Monday, February 22, 2010

In the introduction to the text I was struck by Klein's mention of Kerouac's The Dharma Bums and the Beat's general fascination with Zen Buddhism. In the the introduction Klein locates the Beats within the moment when American cultural producers turned their gaze eastward. However, I think that one can locate The Dharma Bums within the sentimentalism that was so prevalent in middlebrow depictions of Asia.
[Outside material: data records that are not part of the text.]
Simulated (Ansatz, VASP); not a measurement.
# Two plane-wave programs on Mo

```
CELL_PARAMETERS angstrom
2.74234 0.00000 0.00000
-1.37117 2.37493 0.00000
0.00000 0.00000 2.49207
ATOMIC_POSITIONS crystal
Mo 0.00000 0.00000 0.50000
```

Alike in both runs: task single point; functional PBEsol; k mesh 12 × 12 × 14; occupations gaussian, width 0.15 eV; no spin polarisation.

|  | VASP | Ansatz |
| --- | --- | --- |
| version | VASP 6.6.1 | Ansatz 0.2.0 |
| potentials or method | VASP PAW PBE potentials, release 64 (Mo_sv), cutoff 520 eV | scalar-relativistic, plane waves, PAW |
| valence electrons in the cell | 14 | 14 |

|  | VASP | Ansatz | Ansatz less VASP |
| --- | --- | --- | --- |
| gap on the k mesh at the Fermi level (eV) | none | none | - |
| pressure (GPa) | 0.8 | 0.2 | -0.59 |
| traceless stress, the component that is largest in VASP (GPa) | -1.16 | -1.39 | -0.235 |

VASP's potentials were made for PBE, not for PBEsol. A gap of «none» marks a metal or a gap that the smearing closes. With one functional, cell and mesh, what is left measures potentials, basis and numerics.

It seems that one of the charges most frequently leveled against Kerouac is that his work is overly sentimental. The Dharma Bums is no exception to this charge. While discussions of sentimentality generally focus on other aspects of Kerouac's works, it seems that Klein's conception of this middlebrow sentimentality is indeed applicable to Kerouac's depiction of Zen Buddhism and the a Zen way of life. Regardless of Kerouac's status in 2010, as a writer in the late 1950s his novels were middlebrow literature. On the Road was a bestseller and Kerouac would later appear on television programs such as the Steve Allen show. One year later, in 1958, when The Dharma Bums was published, I doubt much had occurred to change Kerouac's status within the middlebrow. In the novel Kerouac romanticizes Zen to the point of almost parody. As such, it serves to demonstrate this notion of sentimentality.

Conversely, I think that Kerouac's fellow Beats Gary Snyder and Allen Ginsberg approach Zen from a different position. While both poets triumphed the philosophy and way of life neither romanticized it in the way Kerouac did. The argument could be made that Ginsberg's approach was romanticized to a certain degree, yet his interest comes off as more authentic.

The same can be said of Alan Watts' article “Beat Zen, Square Zen, and Zen”. Watts's article is not so much a meditation on zen, but rather an attempt to break up the mythology surrounding it. Watts attempts to disentangle Zen from its association with the Beats. Furthermore, he attempts to point out how America was getting it wrong in attempting to adopt Zen principles. In this respect, Watts was attempting to dismiss the sentimentality that surrounded Zen and it's adoption into American culture.

1 comment:

  1. This got me thinking about authenticity and about how we don't consider Christians in Asia or Africa as somehow "faking it" or romanticizing a belief system.

    That led me to think about Gary Snyder's deep ecology which has always been a mishmash of eastern religion and western indigenous "spirituality."

    I thought about issues of cultural appropriation and I keep going back and forth asking if any culture is really authentic or belongs to a particular people or geography (since religion spreads through war or through hegemonic cultural institutions backed by the threat of violence) or whether this attitude itself is a peculiar one that does the job of the market for the market: placing every collective expression of meaning up for exchange.

    Your description of how the Beats used Zen differently explores some of these nuances!